Strategic Direction for Home 4 Content
To Home 4 editors:
Thank you for participating in the final Home 4 content copyediting before the August 3 production lockdown. I want to provide some direction as to what is in scope at this point of the process.
EDITORIAL GUIDELINES
Here are the guidelines I’ve used thus far, and not always accomplished. Your recommendations welcome.
- Page titles are finalized
- All main content is in the third person (Voices are quotes)
- The heading levels are meaningful: h2-h4 should be used exclusively
- All summaries (under page titles): 8-10 words
- Index pages: 50-60 words in 3 paragraphs for main content; 50 words in 3 paragraphs for quotes
- Inside (level 3) main content
Everything in the More section will appear in the right column upon launch.
- Impressions: Phyllis is currently identifying these galleries
- In focus: maximum of 3-5 items
- Related stories: categories and tags from Bates Views
- Voices of experience: Jay B. is currently identifying these quotes
Overall Content Approach
We are entrusted with presenting the essence of Bates to the world through text and images. One of the greatest challenges is that different people see Bates in different ways. We want to capture the personality of Bates in a way that rings truely and deeply for all of our visitors. If we simply segment our audience by role or by age, we risk the danger of underestimating the aspirations of the whole Bates person.
Instead, the most powerful organizing principles presented in Home 4 — especially the Explore > Connect > Transform pathway — are intended to resonate across ages and roles, and that is the essence of our approach toward education for the whole person. To learn, we all venture out into the unknown (beyond boundaries), connect with new people and ideas, and change ourselves.
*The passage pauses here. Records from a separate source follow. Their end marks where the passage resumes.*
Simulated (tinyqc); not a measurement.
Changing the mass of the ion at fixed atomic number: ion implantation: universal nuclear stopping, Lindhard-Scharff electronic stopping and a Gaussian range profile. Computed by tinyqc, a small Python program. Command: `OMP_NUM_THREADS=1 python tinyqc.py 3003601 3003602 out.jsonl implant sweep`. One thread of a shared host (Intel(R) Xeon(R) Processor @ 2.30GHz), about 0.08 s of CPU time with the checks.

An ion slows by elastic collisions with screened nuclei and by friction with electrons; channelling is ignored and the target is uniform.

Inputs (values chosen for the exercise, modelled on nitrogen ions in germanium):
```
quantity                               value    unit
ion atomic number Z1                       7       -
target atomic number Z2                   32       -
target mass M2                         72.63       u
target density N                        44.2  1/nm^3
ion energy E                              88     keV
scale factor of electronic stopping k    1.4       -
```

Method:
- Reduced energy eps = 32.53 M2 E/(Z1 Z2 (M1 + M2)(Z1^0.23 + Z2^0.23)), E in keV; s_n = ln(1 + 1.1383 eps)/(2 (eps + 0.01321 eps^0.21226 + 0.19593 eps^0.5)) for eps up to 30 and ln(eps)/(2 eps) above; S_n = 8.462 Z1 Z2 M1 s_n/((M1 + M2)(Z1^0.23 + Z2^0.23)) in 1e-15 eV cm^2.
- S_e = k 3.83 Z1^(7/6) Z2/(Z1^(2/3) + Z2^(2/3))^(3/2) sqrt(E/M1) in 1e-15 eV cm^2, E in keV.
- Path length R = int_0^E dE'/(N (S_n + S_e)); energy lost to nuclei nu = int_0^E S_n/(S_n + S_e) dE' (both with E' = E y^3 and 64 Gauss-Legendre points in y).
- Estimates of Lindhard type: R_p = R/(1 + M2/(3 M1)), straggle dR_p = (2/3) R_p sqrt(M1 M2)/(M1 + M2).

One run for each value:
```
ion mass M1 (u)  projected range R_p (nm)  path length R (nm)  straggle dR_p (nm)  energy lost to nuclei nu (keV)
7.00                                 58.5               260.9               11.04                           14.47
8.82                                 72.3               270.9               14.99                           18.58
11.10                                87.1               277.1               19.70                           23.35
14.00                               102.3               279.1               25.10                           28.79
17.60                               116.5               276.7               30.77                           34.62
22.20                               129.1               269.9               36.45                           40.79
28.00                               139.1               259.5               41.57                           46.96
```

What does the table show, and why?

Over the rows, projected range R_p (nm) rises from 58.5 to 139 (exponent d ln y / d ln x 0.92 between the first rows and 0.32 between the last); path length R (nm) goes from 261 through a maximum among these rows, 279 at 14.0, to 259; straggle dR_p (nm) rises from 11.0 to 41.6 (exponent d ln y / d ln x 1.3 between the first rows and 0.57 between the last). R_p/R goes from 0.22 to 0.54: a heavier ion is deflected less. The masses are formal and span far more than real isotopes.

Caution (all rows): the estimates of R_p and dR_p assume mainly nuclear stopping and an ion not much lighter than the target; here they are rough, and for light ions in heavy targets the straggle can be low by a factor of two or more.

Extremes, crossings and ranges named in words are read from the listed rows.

The Bates education is a challenging process, and we must not think that our future students or faculty would be scared off by such a challenge. Countless companies that market transformation-making make it clear that you’ll be pushed to your limit. Here at Bates, that means pushing your body, mind, and spirit to achieve mastery in deep skills, for the most meaningful reasons. We shouldn’t avoid that reality to increase our appeal. It is actually our highest-common demoninator.
President Hansen wrote in her Baccalaureate speech that a key to the Bates education is to recognize and seek those things which seem conradictory. The challenge to move beyond either/or thinking to accept the uncomfortable notion of the uncertain means we must put ourselves in many different shoes to provide an authentic glimpse into the Bates experience.
Another dichotomy to transcend is the intellectual versus visceral. Participants have asked us to show the campus as a place where great learning and growing occurs, but that need not mean thoughtless appreciation of the moment. On the other hand, the life of the mind is also not all chalkboards and text books, although both are core to mastery of skills and facts.
We can do both; we can show how the moment of learning both stimulates the mind and the senses … from inside the person, and in connection with others. This is a subjective rather than objective moment. How can we take, for instance, imagery that observes people doing things and contextualize it with the interior voice, the visceral excitement.
Sometimes those moments are physical in nature: research in the field, teamwork on the field. But often these are more contemplative moments. How do we get inside them? How do we bring out the first-person stories of those moments? If we tell them from outside, we create an extra layer of distance. This is, I believe, the appeal of user-created content: the perceived authenticity of first-person experience.
So, I recommend that we model this behavior. That we recognize that we, ourselves, are learners and teachers, and that learning is a hot, burning experience, rather than a cool, distant one. If we seek the organizing principles that make meaning of Bates experiences, we can share them with others.
Here’s an exercise to consider. Think back to the most memorable, significant moment over the past year. What did it feel like? What were you thinking? What did you learn? Now, ask yourself: how can I help Bates faculty and students tell that kind of story? Awards and grants are important, but it is important to remember that they are a recognition of the process, not the process itself.
Let’s do our best to capture this experience in Home 4, and in 4.1, 4.2, and the future versions as we fine-tune our own understanding and insights.